Roger Waters
The inflatable pig floats above the audience during the Roger Waters' performance of The Wall in Belgium

The Jewish watchdog Anti-Defamation League has defended British rock star Roger Waters, a critic of Israel, after he released a pig-shaped balloon decorated with a Star of David over his stage performance of The Wall.

The stunt, performed at a show in Belgium, angered other Jewish organisations including the Simon Wiesenthal Centre who called Waters - a well-known activist in the Boycott, Divestment and Sanctions (BDS) movement against Israel - "an open hater of Jews".

Israelis in Belgium were reportedly shocked at the sight of the Star of David on the blowup pig.

"That was the only religious-national symbol which appeared among other symbols for fascism, dictatorship and oppression of people,"Alon Onfus Asif told daily Yediot Ahronot. "Waters crossed the line and gave expression to an anti-Semitic message, beyond all his messages of anti-militancy."

But the Anti-Defamation League said that the pig was not new and in context was not anti-Semitic.

"This is the same thing he's been doing for years," said Todd Gutnick, director of media relations. "We believe there's no anti-Semitic intent here in the use of the Star of David symbol."

The pig floated over the crowd during the song Run Like Hell. The song is written from the point of view of the anti-hero who imagines himself turning into a Nazi dictator.

"For this most recent tour, the pig appears to have numerous symbols, including a hammer, dollar signs, and sickle and a small Star of David," Gutnick explained.

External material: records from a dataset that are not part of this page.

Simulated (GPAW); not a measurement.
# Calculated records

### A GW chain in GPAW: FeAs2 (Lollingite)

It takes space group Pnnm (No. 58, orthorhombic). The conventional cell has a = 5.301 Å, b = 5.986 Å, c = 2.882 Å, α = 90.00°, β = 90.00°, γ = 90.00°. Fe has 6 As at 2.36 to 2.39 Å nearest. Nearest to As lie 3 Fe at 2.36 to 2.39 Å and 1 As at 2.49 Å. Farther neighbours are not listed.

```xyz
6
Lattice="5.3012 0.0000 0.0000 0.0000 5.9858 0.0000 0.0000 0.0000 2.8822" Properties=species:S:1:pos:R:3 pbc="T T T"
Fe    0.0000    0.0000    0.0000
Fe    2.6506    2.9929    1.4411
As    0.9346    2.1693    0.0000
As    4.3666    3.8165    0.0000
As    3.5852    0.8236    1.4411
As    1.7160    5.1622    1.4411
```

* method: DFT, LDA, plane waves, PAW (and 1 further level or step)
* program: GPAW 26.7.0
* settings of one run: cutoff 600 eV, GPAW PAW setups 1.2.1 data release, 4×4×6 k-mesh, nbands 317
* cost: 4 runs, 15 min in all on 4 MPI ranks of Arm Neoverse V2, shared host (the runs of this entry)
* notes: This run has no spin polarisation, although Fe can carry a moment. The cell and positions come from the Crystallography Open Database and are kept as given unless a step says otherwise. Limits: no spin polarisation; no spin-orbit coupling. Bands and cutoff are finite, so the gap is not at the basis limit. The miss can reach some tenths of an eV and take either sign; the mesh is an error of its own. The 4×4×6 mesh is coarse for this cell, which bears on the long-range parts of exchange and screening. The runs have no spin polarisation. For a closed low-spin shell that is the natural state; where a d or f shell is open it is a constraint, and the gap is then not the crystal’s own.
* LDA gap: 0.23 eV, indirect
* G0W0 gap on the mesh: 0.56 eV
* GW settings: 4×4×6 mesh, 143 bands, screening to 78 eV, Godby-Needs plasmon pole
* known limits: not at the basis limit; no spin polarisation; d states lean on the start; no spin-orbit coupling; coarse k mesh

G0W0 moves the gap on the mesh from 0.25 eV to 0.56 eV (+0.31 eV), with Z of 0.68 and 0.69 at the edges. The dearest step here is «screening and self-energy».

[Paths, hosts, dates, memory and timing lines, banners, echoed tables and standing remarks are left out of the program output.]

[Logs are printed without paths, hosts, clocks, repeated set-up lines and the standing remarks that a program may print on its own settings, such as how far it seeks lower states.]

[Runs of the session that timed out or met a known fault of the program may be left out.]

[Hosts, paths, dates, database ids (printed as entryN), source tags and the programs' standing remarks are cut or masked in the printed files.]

The Wall is a rock opera that explores abandoment and isolation and uses strong symbolism and imaginery to tell the story of Pink, a character Roger Waters modelled on himself. The self-imposed isolation is represented by a metaphorical wall. Pink's conversion into a fascist dictator is just the last, hallucinatory step in his descent into hell, which will be over only when his inner judge orders him to "tear down the wall".

The former Pink Floyd rock veteran called in March on other musicians such as Alicia Keys to boycott performing in Israel. He told the Electronic Intifada that a boycott of the Jewish state was "the most effective way because the Israeli government runs an apartheid regime."